A side effect of the smartphone revolution is the emergence of a rich—but cheap—ecosystem of building block modules. Unfortunately, these modules are very insecure and, when assembled into a quick and inexpensive device, they can cause serious trouble. They already have.

Once upon a time, if you wanted to try your hand in the personal computer hardware business, you would begin your journey with a trip to Tokyo’s Akihabara district. You could find anything imaginable, from resistors to motherboards, broadcast klystrons to phonograph needles, plus barely mentionable massage contraptions. Bring a screwdriver and build your own PC: chassis here, power supply there, motherboard, overclocked processorliquid cooling for the tortured chip, fans, neon lights… Those were the PC organ bank days.
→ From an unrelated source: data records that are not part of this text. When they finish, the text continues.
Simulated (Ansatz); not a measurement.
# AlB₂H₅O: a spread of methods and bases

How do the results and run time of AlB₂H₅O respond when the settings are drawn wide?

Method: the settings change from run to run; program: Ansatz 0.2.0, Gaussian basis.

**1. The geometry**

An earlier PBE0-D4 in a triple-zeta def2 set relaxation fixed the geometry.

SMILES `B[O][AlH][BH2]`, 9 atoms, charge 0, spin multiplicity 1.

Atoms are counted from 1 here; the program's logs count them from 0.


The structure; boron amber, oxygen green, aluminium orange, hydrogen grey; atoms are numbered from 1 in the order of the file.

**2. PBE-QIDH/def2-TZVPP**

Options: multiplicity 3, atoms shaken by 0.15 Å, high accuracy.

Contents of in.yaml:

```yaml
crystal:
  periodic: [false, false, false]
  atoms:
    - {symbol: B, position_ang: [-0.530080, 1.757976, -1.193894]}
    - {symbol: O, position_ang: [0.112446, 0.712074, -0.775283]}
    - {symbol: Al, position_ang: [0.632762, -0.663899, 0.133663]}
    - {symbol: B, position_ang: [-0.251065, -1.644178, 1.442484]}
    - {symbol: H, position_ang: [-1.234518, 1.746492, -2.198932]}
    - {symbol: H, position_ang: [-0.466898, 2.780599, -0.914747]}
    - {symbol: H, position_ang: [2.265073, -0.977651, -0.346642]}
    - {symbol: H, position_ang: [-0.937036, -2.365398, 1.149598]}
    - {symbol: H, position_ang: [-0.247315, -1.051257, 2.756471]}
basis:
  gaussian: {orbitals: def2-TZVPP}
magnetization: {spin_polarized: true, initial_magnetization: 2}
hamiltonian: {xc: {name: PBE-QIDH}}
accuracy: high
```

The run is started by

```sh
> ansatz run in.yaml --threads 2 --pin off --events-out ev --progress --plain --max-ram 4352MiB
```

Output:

Today, we have the promise of another gold rush: The internet of things. You buy into the dream and decide to start a company that will build and sell security cameras… the baby monitor and toaster will follow.

To get inspiration, components, designers, contractors, and quotes, what better place to go than the latest and greatest electronics bazaar, the Huaqiangbei district in Shenzhen, China? Shenzhen, the home of the largest—and most notorious—Foxconn factory, is the world center for smartphone building blocks: sensors, cameras, GPS and most importantly, wireless transceivers.

You start with a basic application processor from Mediatek or one of its competitors. This gives you an ARM processor, a pared-down embedded Linux software engine and a network stack—everything you need for internet connectivity, with and without wires. Add your choice of sensors and drivers, hire a manufacturing contractor to assemble your security camera according to your own specs, and you’re in business.

Admittedly, you don’t have a radically differentiated product, but the money you saved on engineering will be spent creating a brand, convincing rapacious retail channels to carry your product, and genuflecting to web cacographers for product reviews… that’s life in the cruel world of Consumer Electronics.

If you fail, you’ve only created pain for your investors and co-workers.

If you succeed, you win… but trouble awaits, on a much larger scale.

Your computer module suppliers have sold millions of identical building blocks to your competitors and other consumer internet of things dreamers: DVRs, smart locks, weather stations, lighting systems… Finished products are sold to technically unsophisticated consumers who ignore updates or forget their logins and passwords. The module makers have anticipated this predicament and designed in a backdoor—a login/password combination that allows tech support to remotely take control and make the user happy.

Hackers get wind of this well-meaning but terribly lazy arrangement. Using standard Linux dissection tools, they browse the embedded software module and find the backdoor password… which they can use to unlock all of the internet of things devices from the offending maker.

The pirates have taken over the ship. They upload software to your unsuspecting device and turn it into a weapon part of a massive denial-of-service attack. Your security camera has been conscripted into a guerrilla army that incapacitates a website with an overwhelming volume of requests.

The “enemy,” the bullseye of the hacker’s ire, isn’t you or your home—it’s a political website that has offended the hacker’s sensibilities, or, with increasing frequency, a site that the pirates want to hold for ransom.

On an even grander and more terrifying scale, attacks have been directed at internet infrastructure services such as Domain Name System servers. DNS translates a name such as example.com into its actual, numerical IP (Internet Protocol) address—(example.com = 93.184.216.34). We saw this last week when a DoS attack on Dyn caused the massive East Coast internet outage that knocked out Twitter, Netflix and even The New York Times. No one knows who do it or why, but the implications are dire. What’s next? Energy and transportation infrastructures? Communication systems?

What is clear is that by being so easily penetrated, unbeknownst to their cuckolded owners, cheap internet of things devices represent a threat we have yet to fully understand. This is a side effect of the smartphone revolution. Billions of smartphones created an ecosystem of components, manufacturers and distributors in a fierce race to the bottom. Corners were cut, untold numbers of vulnerable devices now lie in wait on the internet. Who would have imagined a “security” camera could be taken over by hackers?

If this sounds exaggerated, another hazard is now revealed: a hole in a connected objects protocol called ZigBee used, as just one example, by Philips Hue smart bulbs. In a recent New York Times article, John Markoff describes the work of researchers who found an easy way to penetrate the ZigBee network and subvert lighting systems—or any other connected object that uses the protocol.

The consumer internet of things revolution will happen. But it won’t succeed on the cheap, especially not without much more attention to what lurks inside the connected objects we’re sold. For this to happen, we need to hold manufacturers liable and to buy only from companies that actually pay attention to security and privacy.